Most of the records returned are fine. However the one shown above (Königstadt) looks like: Königstadt in the HTML Select that is returned.

I have been trying to find a solution, such as setting contentType for Ajax, here are things I have tried:

contentType: "application/x-www-form-urlencoded;charset=utf-8",

This one doesn't seem to make any difference at all. Nothing changes.

contentType: "application/text; charset=utf-8",

(or application/json) This kills the values being passed to the PHP file -- the data array doesn't seem to get there, because I get errors from PHP:

Notice: Undefined index: region in C:\xampp\htdocs\Heralds\Roster\lookups\load_branches.php on line 32

Notice: Undefined index: local_branch in C:\xampp\htdocs\Heralds\Roster\lookups\load_branches.php on line 33

I am at a complete loss how to return the values correctly. I need versions for both text or html (where I return an html table or the option tags as here), but I also need to use the json array for some of my code to return the values correctly. None of them seem to work properly with UTF-8 encoded data. I have been working on this for some time now, and am very frustrated. The explanations I am seeing are not working or in some cases not making sense ...

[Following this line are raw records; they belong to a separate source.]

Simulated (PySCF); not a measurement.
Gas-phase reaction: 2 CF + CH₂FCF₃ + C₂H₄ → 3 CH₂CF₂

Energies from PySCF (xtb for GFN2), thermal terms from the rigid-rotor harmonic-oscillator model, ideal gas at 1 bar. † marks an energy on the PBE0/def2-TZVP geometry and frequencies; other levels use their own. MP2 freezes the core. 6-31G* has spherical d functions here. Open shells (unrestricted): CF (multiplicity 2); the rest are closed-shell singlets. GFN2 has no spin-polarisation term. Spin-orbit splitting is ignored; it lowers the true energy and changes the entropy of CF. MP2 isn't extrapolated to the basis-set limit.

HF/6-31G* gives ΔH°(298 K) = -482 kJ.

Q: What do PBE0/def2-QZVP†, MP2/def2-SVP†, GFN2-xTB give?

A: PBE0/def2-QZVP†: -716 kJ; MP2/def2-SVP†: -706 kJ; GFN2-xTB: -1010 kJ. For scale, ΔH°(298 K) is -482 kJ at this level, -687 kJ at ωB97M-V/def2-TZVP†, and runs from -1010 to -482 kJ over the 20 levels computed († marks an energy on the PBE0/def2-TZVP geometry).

PHP lookups/load_branches.php

<?php
// if session has not started:
session_start();

// load some basic configuration, including relative paths
// and variables needed ...
include_once( "../includes/configuration.php" );

// data connection
include_once( $Roster_RootPath . "includes/connect.php");

// values from Ajax code:
$region       = $_POST["region"];
$local_branch = $_POST["local_branch"];

// open the roster_branches table and get list
if( $region > 0 ) // check only needed for find_by_branch.php
{
   $branch_statement = "select * from roster_branches where region=" .  $region . " order by local";
}
else
{
   $branch_statement = "select * from roster_branches order by local";
}

// first, get the data from the table:
$branch_result = mysqli_query( $connect, $branch_statement );
if( !$branch_result )
{
   $out = "";
   $out .= "<div class='alert alert-danger'>";
   $out .= "<p><b>Error in SQL statement ...</b><br />";
   $errornum = mysqli_errno( $connect );
   $out .= "MySQL Error Number: " . $errornum . "<br />";
   $out .= "MySQL Error: " . mysqli_error( $connect ) . "<br />";
   $out .= "SQL Statement: " . $branch_statement . "</p>";
   $out .= "</div>";
   echo $out;
   die;   
}
else
{
   $out = "";
   // create select:
   $out = "<select class='form-control' id='local_branch' name='local_branch'>\n";

   // need the blank option:
   $out .= "   <option value=0 selected></option>\n";

   while( $branch_row = mysqli_fetch_array( $branch_result ) )
   {
      $id = $branch_row["rb_id"];
      $local = $branch_row["local"];
      $selected = "";
      if( $local_branch == $id )
      {
         $selected = " selected";
      }
      $out .= "<option value=" . $id . $selected . ">" . $local . "</option> \n";
   }

   $out .= "</select>\n";
   echo $out;      
} // we have something

?>

Solution

  • my MySQL database to UTF-8 from latin1 (the default).


    1) I used "utf8_unicode_ci". 2) I have no idea what "multibyte safe functions" you're talking about. I use mysqli_real_escape_string() when reading data from $_POST, and the usual mysqli_query() and so on functions

    This is the cause of your issue.

    There are 3 main places to work to correct this:

    1)

    You need to enable true UTF-8 (4-byte) in MySQL so that data stored in your SQL is stored as the correct UTF-8 characters. by universally using collations and character sets with the utf8mb4_ prefix.

    2)

    To ensure data from your application/PHP is saved correctly you then need to ensure that the data is passed to MySQL as UTF-8 4-byte characters by setting the connection character set to full (4-byte) UTF-8 in your PHP:

    $mysqliObject->set_charset('utf8mb4');   // object oriented style
    mysqli_set_charset($connect, 'utf8mb4');    // procedural code style
    

    3)

    Finally; you need to ensure that any processing PHP does with the resulting data is multi-byte aware; by using the mbstring set of functions.

    Most notably:

    So your top of each PHP page should look like this before any browser output)

    mb_internal_encoding('UTF-8');
    mb_http_output('UTF-8');
    

    Then if you do anything with str_<whatever> functions (and some others) you know it won't break you strings before they're output to the browser (ajx in this case).